## The aim of this notebook is to provide insight and answers to the following business questions

For queries involving transactions, you may need the following formula for calculated fields:
GrossProfit = PurchasePrice - WholesaleCost

1.How many customers are subscribed to the email list? How many are not?

2.Create a query that returns all of the root beer brand names that use either cane sugar or honey as a sweetener as well as all root beer brands headquartered in California (regardless of sweetener).

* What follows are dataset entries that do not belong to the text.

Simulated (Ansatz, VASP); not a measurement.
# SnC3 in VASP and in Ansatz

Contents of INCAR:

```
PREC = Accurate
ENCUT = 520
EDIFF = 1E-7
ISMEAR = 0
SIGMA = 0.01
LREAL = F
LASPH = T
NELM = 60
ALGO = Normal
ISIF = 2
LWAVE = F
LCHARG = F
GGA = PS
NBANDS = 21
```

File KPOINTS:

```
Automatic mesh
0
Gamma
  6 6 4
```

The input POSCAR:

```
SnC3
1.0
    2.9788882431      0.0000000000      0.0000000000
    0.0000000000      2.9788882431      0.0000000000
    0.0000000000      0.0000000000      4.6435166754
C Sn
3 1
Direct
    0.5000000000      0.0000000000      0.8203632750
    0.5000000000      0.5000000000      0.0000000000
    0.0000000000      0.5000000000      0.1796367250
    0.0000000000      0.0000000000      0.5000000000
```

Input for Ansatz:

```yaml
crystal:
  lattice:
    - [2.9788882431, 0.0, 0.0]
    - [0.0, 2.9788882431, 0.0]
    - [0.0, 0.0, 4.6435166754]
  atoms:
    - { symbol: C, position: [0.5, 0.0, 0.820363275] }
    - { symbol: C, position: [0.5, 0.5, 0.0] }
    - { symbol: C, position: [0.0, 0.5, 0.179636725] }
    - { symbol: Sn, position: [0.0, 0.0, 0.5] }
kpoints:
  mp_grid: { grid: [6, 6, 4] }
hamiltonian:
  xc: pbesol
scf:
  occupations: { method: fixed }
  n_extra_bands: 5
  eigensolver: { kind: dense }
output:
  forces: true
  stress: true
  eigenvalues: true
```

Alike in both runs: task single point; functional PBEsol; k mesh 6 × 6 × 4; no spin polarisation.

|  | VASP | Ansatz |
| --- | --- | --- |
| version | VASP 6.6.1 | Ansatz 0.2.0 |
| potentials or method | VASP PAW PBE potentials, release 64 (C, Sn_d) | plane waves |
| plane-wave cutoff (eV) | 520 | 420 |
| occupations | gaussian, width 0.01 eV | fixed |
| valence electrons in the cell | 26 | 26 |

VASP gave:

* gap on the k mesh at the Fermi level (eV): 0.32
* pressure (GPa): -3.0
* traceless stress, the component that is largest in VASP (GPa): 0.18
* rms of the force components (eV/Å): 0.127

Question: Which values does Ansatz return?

3.Which customer has the most root beer reviews? Write a query that lists first and last name and Review Count (the number of reviews for each customer). Sort by Review Count in descending order. 

4.Are certain zip codes stingier in their reviews of root beers? Create a query that calculates the average star rating by zip code. Include zip code and AvgStars in your results Sort in descending order by AvgStars. What zip code (or zip codes) give the lowest rating? What zip code (or zip codes gives the highest?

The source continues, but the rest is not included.